Sierra Leone’s President Julius Maada Bio Celebrates Madaraka Day with President Uhuru Kenyatta, Witnesses the Unveiling of the Uhuru Garden National Monument
Madaraka day is a national holiday in Kenya, celebrated on the 1st day of June every year, to commemorate the attainment of Kenya’s internal self-rule from the British colonial powers, in the year 1963
His Excellency President Dr. Julius Maada Bio has joined the Kenyan President, His Excellency Uhuru Kenyatta, to unveil the Uhuru Garden National Monument as a guest of honor at the 2022 Madaraka Day celebration. Madaraka day is a national holiday in Kenya, celebrated on the 1st day of June every year, to commemorate the attainment of Kenya’s internal self-rule from the British colonial powers, in the year 1963. “It is a momentous day, as President Kenyatta and previous speakers have indicated. It is a day on which Kenyans asserted that, through the dignity of independence and self-governance, they would work hard, together, to create a future of which generations unborn would be proud.”
“Our two nations have stood together in war, in peace, and solidarity. We have pursued a collective agenda and continued to deepen cooperation at the bilateral and multilateral levels. President Kenyatta’s great work in this country – from electricity, ports, roads, railway, and housing, to healthcare, education, food security, and growing the Kenyan economy through trade and investment – has shown us in Sierra Leone what is possible. We are, therefore, also here to strengthen our ties with Kenya in areas of international cooperation, peace and security, wildlife and tourism, ICT and education, and trade and investment,” he said.

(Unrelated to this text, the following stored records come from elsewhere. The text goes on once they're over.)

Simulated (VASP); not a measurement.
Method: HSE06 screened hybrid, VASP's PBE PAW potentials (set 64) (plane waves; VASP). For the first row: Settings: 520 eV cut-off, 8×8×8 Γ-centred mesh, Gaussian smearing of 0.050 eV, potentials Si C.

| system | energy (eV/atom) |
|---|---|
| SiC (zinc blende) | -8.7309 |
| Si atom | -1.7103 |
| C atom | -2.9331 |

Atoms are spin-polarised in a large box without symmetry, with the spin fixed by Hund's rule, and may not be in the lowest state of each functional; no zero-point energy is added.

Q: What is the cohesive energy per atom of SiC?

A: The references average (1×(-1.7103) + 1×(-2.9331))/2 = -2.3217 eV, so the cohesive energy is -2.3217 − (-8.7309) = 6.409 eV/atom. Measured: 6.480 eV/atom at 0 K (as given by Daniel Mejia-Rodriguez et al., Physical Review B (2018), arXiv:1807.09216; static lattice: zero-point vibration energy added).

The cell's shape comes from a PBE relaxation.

President Bio also recalled that when Ebola struck Sierra Leone in 2014, Kenyan nurses and doctors were at hand to see the country and its people through, adding that when they recently faced challenges with computing equipment for the country’s first-ever digital population census, President Kenyatta extended a hand of typical Kenyan generosity. “Our paths since independence for our nascent African nations of Kenya and Sierra Leone may have been different. In each of our ways, it has been arduous, maybe not what our forefathers imagined, and probably best left untold. “But more importantly, the fraternal bond between our two nations keeps getting stronger. On Sunday, I joined the Kenya Defense Forces to celebrate the heroism of four young Kenyans and the sacrifices of thousands of Kenyan soldiers who fought to restore peace and stability in Sierra Leone. If we are today the fourth most peaceful democracy in Africa, it is partly because of the sacrifice of Kenyans. Thank you,” he concluded.